"The problem is not red tape but the core notion that the government has the right to tell people what they can do with their property based on some subjective notion of what is “historic.” If people want to protect historic properties, they should privately buy them."
The Antiplanner’s friend, Ann Brower, barely survived last February’s earthquake in Christchurch when a building fell on her bus, killing the driver and seven other passengers as well as four pedestrians. Now it turns out that the building had been known to be unsafe for nearly 30 years. The owner wanted to demolish it but couldn’t because the city considered it a “heritage building” and any work on it had to tramp through mountains of red tape.
Brower testified before a Royal Commission last week, and noted in a radio interview that numerous experts considered the building unsafe.

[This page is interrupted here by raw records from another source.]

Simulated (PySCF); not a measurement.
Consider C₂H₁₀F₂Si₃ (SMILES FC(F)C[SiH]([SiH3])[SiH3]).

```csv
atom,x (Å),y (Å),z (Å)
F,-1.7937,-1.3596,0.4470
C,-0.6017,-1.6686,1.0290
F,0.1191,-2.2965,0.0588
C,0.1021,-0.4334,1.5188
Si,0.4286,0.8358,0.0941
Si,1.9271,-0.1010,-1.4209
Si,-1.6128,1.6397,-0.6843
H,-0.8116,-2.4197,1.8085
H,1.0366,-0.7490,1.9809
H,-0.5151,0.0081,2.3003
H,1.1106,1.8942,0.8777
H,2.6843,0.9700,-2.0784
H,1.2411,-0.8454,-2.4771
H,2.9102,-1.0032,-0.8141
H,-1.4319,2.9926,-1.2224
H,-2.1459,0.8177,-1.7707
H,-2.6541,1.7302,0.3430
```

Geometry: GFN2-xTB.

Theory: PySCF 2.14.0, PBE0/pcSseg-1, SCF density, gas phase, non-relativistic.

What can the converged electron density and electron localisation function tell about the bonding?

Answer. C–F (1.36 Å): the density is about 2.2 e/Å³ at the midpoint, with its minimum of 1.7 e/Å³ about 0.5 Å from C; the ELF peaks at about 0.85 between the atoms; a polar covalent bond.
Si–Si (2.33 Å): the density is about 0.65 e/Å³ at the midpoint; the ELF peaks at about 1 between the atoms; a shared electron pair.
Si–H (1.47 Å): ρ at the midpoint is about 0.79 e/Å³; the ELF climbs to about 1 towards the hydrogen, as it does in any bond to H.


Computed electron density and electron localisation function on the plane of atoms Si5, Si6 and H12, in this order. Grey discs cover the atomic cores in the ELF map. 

The city, of course, denies that red tape was a problem even though it can take six months to obtain consent to demolish or modify a building that the city has declared to be historic. Moreover, despite continuing earthquakes in Christchurch, historic preservationistsmoan that historic buildings are “losing the battle against the bulldozers.”
Brower pointed out that the New Zealand parliament had actually given the city the power to accelerate the process of approving demolitions, but the city considered such authority “draconian” and rarely if ever used it. City officials were obviously hoping that, if they stalled long enough, the owner would repair the building instead of tear it down.